UK

Fog at London airports causes second day of disruption

Cars in thick fog on the M2 in Kent Image copyright PA
Image caption Motorists were also warned to take care in dense fog

Fog is causing a second day of delays and cancellations at London airports.

Heathrow and Gatwick are both experiencing problems due to heavy fog across England and elsewhere in Europe.

London City airport opened on Sunday afternoon with a full schedule but, as with the other airports, advised passengers to contact their airline before leaving home.

Further fog is predicted for Monday which could affect commuters, according to the Met Office.
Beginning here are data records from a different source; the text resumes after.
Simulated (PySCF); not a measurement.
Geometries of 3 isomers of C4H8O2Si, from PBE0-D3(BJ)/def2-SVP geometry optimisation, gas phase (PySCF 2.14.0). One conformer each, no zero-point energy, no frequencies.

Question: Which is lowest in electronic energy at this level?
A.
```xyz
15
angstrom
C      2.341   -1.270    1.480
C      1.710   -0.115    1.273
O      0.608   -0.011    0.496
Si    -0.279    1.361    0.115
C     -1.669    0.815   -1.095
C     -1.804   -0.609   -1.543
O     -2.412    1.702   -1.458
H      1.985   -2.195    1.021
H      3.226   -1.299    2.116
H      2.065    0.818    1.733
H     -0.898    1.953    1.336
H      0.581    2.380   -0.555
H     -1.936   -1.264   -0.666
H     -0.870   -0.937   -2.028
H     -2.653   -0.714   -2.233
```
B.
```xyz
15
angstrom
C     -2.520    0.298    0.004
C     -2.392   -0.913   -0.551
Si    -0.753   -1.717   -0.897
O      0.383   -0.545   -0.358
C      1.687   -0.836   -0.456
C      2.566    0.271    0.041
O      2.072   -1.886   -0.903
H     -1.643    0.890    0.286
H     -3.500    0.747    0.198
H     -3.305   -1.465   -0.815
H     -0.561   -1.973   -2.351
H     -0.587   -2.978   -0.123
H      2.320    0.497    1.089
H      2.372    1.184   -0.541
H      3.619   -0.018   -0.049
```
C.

Travellers also face further disruption over Christmas due to planned strikes by cabin crew and baggage handlers, although talks to avert the walkout are planned for Monday.

A Heathrow airport spokesman said about 30 flights, selected by the airlines, had been "tactically cancelled" because of reduced runway capacity, and delays to other flights were likely to continue all day.

British Airways also warned there would be delays to some of its flights at other airports due to disruption at Heathrow.

A Gatwick airport spokesman said 23 flights had been cancelled there on Sunday due to "knock-on" problems caused by Saturday's fog.

The Met Office has a yellow severe weather warning for fog in place until 10:00 GMT on Monday, saying reduced visibility would continue in southern England and south Wales and creep into the Midlands.

Greg Dewhurst, a Met Office meteorologist, said driving conditions could be "tricky" for Monday morning commuters.

"The fog will be in and out - you could be fine driving along and the next minute come across this thick fog," he said.

"It is worth drivers being aware first thing in the morning, some dense patches are definitely possible".

The fog is likely to be thickest to the west of London - potentially making driving hazardous in places.


Flight delays: Your rights

  • You can claim compensation on flights covered by EU law - this includes any flight departing from the EU, or flights arriving at an EU airport and operated by an EU airline
  • But if the delay was caused by an "extraordinary circumstance" you will not be entitled to compensation
  • Events likely to fall into the category include acts of terrorism, security risks and weather conditions.
  • You can claim only if the delay was severe - more than three hours - and could have been avoided by the airline
  • If your flight is delayed for two or more hours you have the legal right to food, drink, access to phone calls and emails, and accommodation if it is overnight

Source: Civil Aviation Authority


On Friday, BA cabin crew based at Heathrow said they would strike on Christmas Day and Boxing Day in a row over pay and conditions.

The disruption to flights also comes days before a planned 48-hour strike at UK airports called by the Unite union over pay and conditions.

More than 1,500 check-in staff, baggage handlers and cargo crew employed by Swissport will walk out on 23 December.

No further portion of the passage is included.